Noble sits quietly sideways on my lap. I am on the couch at my parents house. All of my siblings and their families are in the house. Some are watching the World Cup. Some are making dinner. Some are playing downstairs. We are all in the house in which we grew up. It may be our last time there together as my parents prepare to sell their home of 33 years.
It is a busy place full of family and joy. Yet, in my mind I am removed for a moment. I am savoring this snuggle with Noble. It is so rare that he will sit quietly snuggling me. And this snuggle is acutely sweet. I have just returned from cousin's camp with all the 5 year old and up cousins at our cabin. I left Noble for 3 days with his Aunts Rachel and Elizabeth and Uncles Stephen and Morgan down in California while I went to be an advisor for my mom at cousin's camp.
It was difficult to leave him. I knew I would miss him. I felt the double missing of my two babies while we were apart. The sting of the short term missing enhanced the long term ache of the life long missing. I wasn't worried about my babies. I knew they were both in good hands. I just missed them.
I got great updates on Noble from the Aunts. I wish I could get as clear updates on Camille. Noble played at the beach with his cousins. Here he is on the left with Bowen and Issac.
He was so excited as Uncle Stephen and Aunt Rachel drove up our street. He knew he was coming home at last. Even without word we could see the joy in him bursting out to see his family again. He went from Mom to Dad to Sabrina to Annie to Lauren and back to Mom smiling and laughing with happiness in our reunion.
The moment gave me a glimpse of a day that will one day come when we will be reunited without our little Camille. How full and complete our joy will be to hold her again.

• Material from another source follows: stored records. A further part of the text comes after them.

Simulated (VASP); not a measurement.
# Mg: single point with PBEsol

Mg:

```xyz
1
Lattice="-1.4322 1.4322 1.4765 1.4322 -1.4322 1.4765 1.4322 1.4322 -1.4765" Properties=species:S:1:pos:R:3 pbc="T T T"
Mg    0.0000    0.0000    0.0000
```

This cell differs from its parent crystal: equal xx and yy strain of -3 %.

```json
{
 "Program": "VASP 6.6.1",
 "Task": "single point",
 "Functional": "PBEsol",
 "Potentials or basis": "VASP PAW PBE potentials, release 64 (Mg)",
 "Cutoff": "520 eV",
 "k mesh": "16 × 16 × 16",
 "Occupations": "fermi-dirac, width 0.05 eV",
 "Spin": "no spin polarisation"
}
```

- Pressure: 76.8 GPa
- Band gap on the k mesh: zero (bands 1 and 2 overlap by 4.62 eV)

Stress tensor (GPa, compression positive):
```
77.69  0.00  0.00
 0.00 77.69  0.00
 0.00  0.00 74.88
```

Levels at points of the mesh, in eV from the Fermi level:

And so I sat savoring my snuggles with the little one who, in my arms at that moment represented both my babies. And I loved him double for both him and Camille. I am starting to see that this new phase of raising Noble as he grows older than Camille ever did will be one sweet day after another. I am appreciating each new ability more than I ever have with any other child. I can taste the salt in every sweet milestone and it heightens my joy.
Now my family has all left to go to the cabin together. My kids are back to school today. And I am nursing my sorrowful heart at the separation.